Monday, November 24, 2014

Editors of the ABA Journal announced today the selection of Cultural Heritage Lawyer as one of its top 100 best blogs.

Now that the editors have made their picks, the ABA Journal is asking readers to weigh in and vote for their favorites in each of the 8th Annual Blawg 100’s thirteen categories.

Click here to register and vote. Vote for CHL in the "Niche" blog category. Voting ends at close of business on Dec. 19, 2014.

CHL is grateful for the honor. Many thanks go to the blog's loyal readers, who make about 15,000 page views per month.

ABA Journal Editor and Publisher Allen Pusey remarked that law blogs play a crucial role in today's legal media landscape, explaining, “While traditional media sources often break news, law blogs dive deeper to offer insight into what the news means for clients, the legal profession and the public. And the ones on our list are well-written and, more often than not, entertaining.”

The ABA Journal is the flagship magazine of the American Bar Association, which is read by half of the nation’s 1.1 million lawyers every month. It features a directory of more than 4,000 lawyer blogs.

Text copyrighted 2014 by Cultural Heritage Lawyer. Blog url: Any unauthorized reproduction or retransmission of this post without the express written consent of CHL is prohibited.

Monday, November 17, 2014

The fight to preserve our common cultural heritage, as well as to deny extremists such as ISIL [Islamic State in Iraq and Syria] resources from the sale of blood antiquities, is yet another front on the global war against terror." proclaimed Congressman Chris Smith (R-N.J.-4) in a press statement issued last week.

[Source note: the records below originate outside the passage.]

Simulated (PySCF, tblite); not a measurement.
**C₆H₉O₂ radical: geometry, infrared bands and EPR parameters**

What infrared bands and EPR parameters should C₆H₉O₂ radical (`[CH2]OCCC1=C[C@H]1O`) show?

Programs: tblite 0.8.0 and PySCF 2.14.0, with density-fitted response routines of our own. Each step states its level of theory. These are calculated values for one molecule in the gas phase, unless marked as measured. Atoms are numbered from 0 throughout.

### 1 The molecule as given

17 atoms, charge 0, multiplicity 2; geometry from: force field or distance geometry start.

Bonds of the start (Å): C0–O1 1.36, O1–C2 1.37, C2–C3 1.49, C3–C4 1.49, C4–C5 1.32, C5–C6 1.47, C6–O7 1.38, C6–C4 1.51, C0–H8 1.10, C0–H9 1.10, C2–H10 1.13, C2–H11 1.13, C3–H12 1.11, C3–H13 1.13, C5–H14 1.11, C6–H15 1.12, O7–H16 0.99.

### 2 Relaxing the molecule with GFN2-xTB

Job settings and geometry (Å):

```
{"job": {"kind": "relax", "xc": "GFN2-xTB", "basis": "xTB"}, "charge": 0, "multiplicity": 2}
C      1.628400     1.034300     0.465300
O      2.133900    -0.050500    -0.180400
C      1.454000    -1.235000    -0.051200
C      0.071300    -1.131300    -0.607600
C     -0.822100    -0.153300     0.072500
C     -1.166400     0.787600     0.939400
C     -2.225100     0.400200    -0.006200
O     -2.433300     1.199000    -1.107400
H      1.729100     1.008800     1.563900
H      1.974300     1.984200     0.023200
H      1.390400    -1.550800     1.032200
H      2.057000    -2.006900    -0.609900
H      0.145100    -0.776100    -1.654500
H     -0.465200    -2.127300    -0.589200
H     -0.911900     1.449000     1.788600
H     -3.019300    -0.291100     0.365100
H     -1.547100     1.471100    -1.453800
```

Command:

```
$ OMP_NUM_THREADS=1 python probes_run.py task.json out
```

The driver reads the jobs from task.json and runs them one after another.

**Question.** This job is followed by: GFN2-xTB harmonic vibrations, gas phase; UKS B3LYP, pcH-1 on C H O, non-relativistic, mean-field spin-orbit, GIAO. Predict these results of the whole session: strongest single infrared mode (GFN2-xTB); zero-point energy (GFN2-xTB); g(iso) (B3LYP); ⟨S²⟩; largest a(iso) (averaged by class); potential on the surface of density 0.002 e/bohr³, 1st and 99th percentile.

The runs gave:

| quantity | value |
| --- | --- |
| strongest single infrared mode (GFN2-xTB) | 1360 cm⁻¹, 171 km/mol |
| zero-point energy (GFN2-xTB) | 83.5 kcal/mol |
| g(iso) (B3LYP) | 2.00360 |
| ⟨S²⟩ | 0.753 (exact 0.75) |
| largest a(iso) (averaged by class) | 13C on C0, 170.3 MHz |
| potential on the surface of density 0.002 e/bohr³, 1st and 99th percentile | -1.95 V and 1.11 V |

Congressmen Eliot Engel and Chris Smith, sponsors of the
Protect and Preserve International Cultural Property Act.
Rep. Smith, together with Rep. Eliot Engel (D-N.Y.-16), introduced the Protect and Preserve International Cultural Property Act (H.R. 5703) in the U.S. House of Representatives on Thursday. The bill would create a cultural property protection czar and set up import restrictions to prevent looted and smuggled Syrian heritage material from crossing America's borders.

Rep. Engel, the lead sponsor of the bill, emphasized its importance: “Since World War II, the United States has been a leader in protecting cultural property. Today, ISIL and other terrorist organizations have found a lucrative source of revenue in artifacts they traffic out of areas of conflict. America must respond by denying terrorists and criminals the ability to profit from instability by looting the world of its greatest treasures.”

The proposed legislation would advance four articulated U.S. policy goals designed to
(1) protect and preserve international cultural property at risk of destruction due to political instability, armed conflict, or natural or other disasters;
(2) protect international cultural property pursuant to its obligations under the 1954 Hague Convention for the Protection of Cultural Property in the Event of Armed Conflict and customary international law in all conflicts to which the United States is a party; 
(3) prevent, in accordance with existing laws, importation of cultural property pillaged, looted, or stolen during political instability, armed conflict, or natural or other disasters; and 
(4) ensure that existing laws and regulations, including import restrictions imposed through the Office of Foreign Asset Control (OFAC) of the Department of the Treasury, are fully implemented to prevent the trafficking in stolen or looted cultural property.
To promote these objectives, the lawmakers want the White House to appoint a Coordinator for International Cultural Property Protection who will
(1) coordinate and promote efforts to address international cultural property protection activities that involve multiple Federal agencies, including diplomatic activities, military activities, law enforcement activities, import restrictions, and the work of the Cultural Antiquities Task Force established pursuant to the Consolidated Appropriations Act, 2004 (Public Law 108-199); 
(2) submit to the appropriate congressional committees an annual report on interagency efforts to protect international cultural property based on information required under section 5 of this Act; 
(3) provide policy recommendations, if necessary; 
(4) resolve interagency differences in a timely, efficient, and effective manner; and 
(5) work and consult with domestic and international actors such as foreign governments, nongovernmental organizations, museums, educational institutions, research institutions, and the U.S. Committee of the Blue Shield on efforts to promote and protect international cultural property.
Under the terms of the legislative proposal, the Secretary of State, Attorney General, Secretary of Defense, and United States Agency for International Development Administrator would be required to submit reports to the cultural property protection czar that describe each department’s efforts to protect cultural property from the threats of armed conflict, political unrest, crime, construction activities, and natural disaster.

The bill curiously omits any duties that might have been placed on the Secretaries of Treasury, Interior, or Homeland Security to supply reports directly to the Coordinator. These cabinet officials supervise agencies that have an impact on international cultural property policyagencies like the the Office of Terrorism and Financial Assistance, the Financial Crimes Enforcement Network, the Internal Revenue ServiceU.S. Fish and Wildlife, and Immigration and Customs Enforcement's Homeland Security Investigations and Customs and Border Protection divisions. At best, the proposed legislation would have the Attorney General simply offer a report "in consultation with the Secretary of Homeland Security."

Reps. Engel and Smith also want to implement safeguards to protect endangered Syrian cultural property. Their bill would mandate the President to immediately enact emergency import restrictions under the terms of the Convention on the Cultural Property Implementation Act (CPIA) 19 U.S.C. 2603 in order to stop looted and smuggled antiquities from entering the American marketplace.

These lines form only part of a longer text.